Saba Capital Management, L.P. and Cox Capital Partners announced a tender offer to purchase shares of Blue Owl Capital Corporation II, Blue Owl Technology Income Corp., and Blue Owl Credit Income Corp. The notice was filed with the SEC on February 20, 2026, and the offers are expected to begin after a 10‑business‑day notice period.
The initial filing does not disclose a specific purchase price or the percentage of shares targeted. However, the offer is anticipated to be priced at a discount of 20‑35% to the most recent estimated net asset value and dividend‑reinvestment price, giving investors a clear sense of the valuation range that the buyers are willing to pay.
Blue Owl Capital Inc. responded to the tender‑offer announcement on February 18, 2026, stating that it was not halting redemptions from Blue Owl Capital Corp. II but was changing the method by which investors receive cash. The company also highlighted that it remains well‑capitalized, with roughly $4 billion in total cash and borrowing capacity.
Following the announcement, Blue Owl’s common stock rose 2.2% in extended‑hours trading on February 20, a move that reflected investor relief at the prospect of liquidity for the non‑traded BDCs and a response to the company’s earlier decision to permanently stop allowing redemptions from Blue Owl Capital Corp. II.

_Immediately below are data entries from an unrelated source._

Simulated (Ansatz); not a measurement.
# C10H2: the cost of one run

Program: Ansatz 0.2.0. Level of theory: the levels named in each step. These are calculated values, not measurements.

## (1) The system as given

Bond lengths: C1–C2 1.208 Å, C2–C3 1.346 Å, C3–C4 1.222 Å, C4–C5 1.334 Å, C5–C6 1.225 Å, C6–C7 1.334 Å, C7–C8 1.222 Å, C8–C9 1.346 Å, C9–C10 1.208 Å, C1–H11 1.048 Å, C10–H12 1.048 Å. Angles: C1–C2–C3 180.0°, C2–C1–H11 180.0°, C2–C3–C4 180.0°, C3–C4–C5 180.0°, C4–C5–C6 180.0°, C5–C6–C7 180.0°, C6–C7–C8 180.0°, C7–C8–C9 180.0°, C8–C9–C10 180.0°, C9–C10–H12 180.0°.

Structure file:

The tender offers come amid broader industry pressure, as BDCs have faced increasing redemption requests, net outflows over multiple quarters, and rising redemption‑gate provisions. By offering to buy shares at a discount to NAV, Saba Capital and Cox Capital are providing a liquidity solution that could alter control dynamics and influence future strategic decisions for the three entities.
Details on the exact offer price, the percentage of shares to be acquired, and the commencement date will be disclosed after the 10‑business‑day notice period. Investors and market participants should monitor subsequent filings for these specifics.